These are just three of the thousands of stories from across Southern and Southwest Ohio of how the opioid epidemic is impacting our families, our friends, and our communities. The statistics are staggering, no matter how many times you’ve heard them.
In one county alone, the overdose death rate was 37.5 per 100,000 people. In another county, 318 residents died of an unintentional drug overdose, just in 2016. In May, a local paper in our district called overdoses “the new normal.
Unfortunately, this “new normal” is not confined to Southern Ohio or a few neighboring states. Instead, communities across the entire country have watched as family or friends, moms or dads, brothers or sisters, sons or daughters, are wheeled away by a paramedic after a dose of heroin that went wrong.
Recently, I testified in front of the House Energy and Commerce Committee about our stories here in Ohio’s Second District, along with dozens of other members of Congress, Republican and Democrat, urban and rural, who had similar stories to tell from across the nation.
President Donald Trump just declared the opioid epidemic a national public health emergency, saying: “Families, communities, and citizens across our country are currently dealing with the worst drug crisis in American history and even, if you really think about it, world history. This is all throughout the world. The fact is this is a worldwide problem.”
President Trump’s announcement puts the opioid epidemic and the need for solutions in the national spotlight and serves as a call to action to the entire country – not just one party, region, religion, or economic category.
As a member of the bipartisan House Heroin Task Force, I work with House members who represent districts across the country to find innovative solutions to help empower state and local government and law enforcement, which are on the ground fighting this fight every day and see it firsthand.
This year alone, the House of Representatives voted to deliver a $781 million increase in resources to the local and state level for fighting the opioid epidemic – including grants, treatment and prevention, and support for law enforcement.
However, as we search for solutions, I believe we should be certain to focus on preventing and stopping the spread of this epidemic to the next generation. One of the sheriffs in our district is an example of one of the many community leaders here in Ohio who are on the forefront of pushing for preventative solutions – not treatments alone.
The sheriff runs an after-school program at a local church that teaches young Ohioans about the dangers of drugs and opioids. This afterschool program also offers a safe and productive environment to keep children focused – and not out getting introduced to drugs. He also runs a “Dangers of Opiates” essay contest, asking local students to write an essay about the dangers of opioids and how they hope to become the generation to stop the epidemic.
“Even if one person is affected by this essay and they change their lives for the better, and not become another statistic, then I have completed my mission. … it is up to the new generation to stop the use of these dangerous opiates.”

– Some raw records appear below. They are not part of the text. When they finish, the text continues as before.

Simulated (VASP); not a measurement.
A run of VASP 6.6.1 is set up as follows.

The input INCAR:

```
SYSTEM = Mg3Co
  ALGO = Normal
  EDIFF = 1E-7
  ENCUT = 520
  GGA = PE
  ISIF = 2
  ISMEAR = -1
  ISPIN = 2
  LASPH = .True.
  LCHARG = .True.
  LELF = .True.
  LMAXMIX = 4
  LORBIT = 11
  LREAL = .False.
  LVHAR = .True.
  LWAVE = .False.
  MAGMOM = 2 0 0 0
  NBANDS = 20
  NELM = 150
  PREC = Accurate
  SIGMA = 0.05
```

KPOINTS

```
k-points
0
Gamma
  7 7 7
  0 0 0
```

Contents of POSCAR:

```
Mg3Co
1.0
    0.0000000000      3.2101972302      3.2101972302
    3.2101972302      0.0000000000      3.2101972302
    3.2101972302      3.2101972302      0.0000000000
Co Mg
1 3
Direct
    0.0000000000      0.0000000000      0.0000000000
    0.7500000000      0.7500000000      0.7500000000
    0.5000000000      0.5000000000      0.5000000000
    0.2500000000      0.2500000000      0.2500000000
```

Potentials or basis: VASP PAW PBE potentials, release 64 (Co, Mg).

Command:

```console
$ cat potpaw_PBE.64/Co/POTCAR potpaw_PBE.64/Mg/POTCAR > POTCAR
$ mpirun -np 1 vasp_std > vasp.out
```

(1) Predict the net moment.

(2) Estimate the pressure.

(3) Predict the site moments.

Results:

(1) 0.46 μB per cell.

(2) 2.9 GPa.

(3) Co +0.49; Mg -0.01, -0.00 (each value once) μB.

These were the words of the winning essay in 2016.
When I ask this sheriff about these programs, he talks about how we can’t incarcerate our way out of this problem. We can’t always treat our way out of this. I hope we take some time in this process for a long-term vision of how we can prevent people from ever getting addicted in the first place.
In the midst of this national emergency, let’s look to our country’s future as reason to fight for a solution.